- Let go of the urge to keep something “just in case.”
We often hang on to things because we think that someday we will need it. Here’s the best example I can give you: NAIL POLISH. Unless you religiously do your nails every week (if you do, I envy you!), you probably have a box full of old, stinky nail polish under your sink that is asking to be discarded. If it’s something that can be replaced by an occasional service (mani/pedis!), hang on to the basics and discard the rest.
- If it is to be kept, is it easy to access when you need it?
When I reorganized my kitchen, I got rid of a ton of stuff. I did NOT turn into the mom with a single set of dishes and silverware for everyone, but I did finally get rid of all the plastic stuff since our girls were old enough to eat on big people plates. What was awesome about this process is that it freed up space for the things that we use on the reg and everything is easy to access. Like items are stored with like items and nobody questions where anything is. It’s glorious.
- Has it gone unused for any unreasonable amount of time?
I defer back to the bathroom purge, where I encountered five-year-old containers of unused body scrubs I had long since forgotten, lotions, hair products, and other things that I bought probably because they smelled good. By the time I was done I had an entire garbage bag full of items that not only didn’t serve a current purpose in my life… they never really did.
- Don’t feel like you have to sell or find a home for every little thing.
As I sorted through my things, I came across several items that could have been sold or placed in the home of a friend or family member. I want to challenge you to resist this feeling that the things you are purging must find a worthy home or give you an ROI. More often than not, it is simply not worth the time and the effort, whether by holding a garage sale (OMG THE HAGGLING) or selling on Craigslist… a.k.a. Creepslist or texting everyone you know asking whether they want something of yours. High-value items are one thing. The Keurig you stopped using six months ago is another. Things to consider putting time and effort into include high-dollar items like furniture, electronics, jewelry or keepsakes that can be given to another family member.

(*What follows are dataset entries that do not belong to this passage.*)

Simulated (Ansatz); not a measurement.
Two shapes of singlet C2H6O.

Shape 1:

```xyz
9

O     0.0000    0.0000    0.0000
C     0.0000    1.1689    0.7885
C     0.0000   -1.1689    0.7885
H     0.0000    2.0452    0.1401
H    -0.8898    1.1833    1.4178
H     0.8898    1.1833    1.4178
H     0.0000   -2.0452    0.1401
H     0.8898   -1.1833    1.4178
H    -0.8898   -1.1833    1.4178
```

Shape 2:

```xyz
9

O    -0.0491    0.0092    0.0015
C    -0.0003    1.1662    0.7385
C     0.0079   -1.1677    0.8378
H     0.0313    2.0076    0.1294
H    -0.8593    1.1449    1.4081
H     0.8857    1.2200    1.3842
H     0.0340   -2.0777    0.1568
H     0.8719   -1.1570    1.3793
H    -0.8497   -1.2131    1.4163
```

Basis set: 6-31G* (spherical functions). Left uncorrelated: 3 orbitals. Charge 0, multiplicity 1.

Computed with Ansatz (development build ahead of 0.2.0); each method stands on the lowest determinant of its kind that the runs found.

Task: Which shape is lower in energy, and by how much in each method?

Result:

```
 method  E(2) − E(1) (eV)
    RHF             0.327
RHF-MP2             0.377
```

- Does it cause undue stress in your life with its presence in your home?
To me, minimalism is resisting the urge to pack things away that you may pull out of a box once or twice a year. If it isn’t worthy of display or use in your home, you won’t miss it if it’s gone. I know one of my biggest sources of stress was the unseen items in my house (the visible stuff was bad enough) because it took up space that could be used for other things. I had a box under our bed full of a number of keepsakes of mine and my husband’s, including volumes and volumes of journals. Reading through those made me feel a bit of anxiety, and had me rehashing and reliving things in my past that I am happy to forget. It was a great relief to finally discard those mementos, knowing that I will remember what is important, and can focus on the present and building a meaningful future for my family.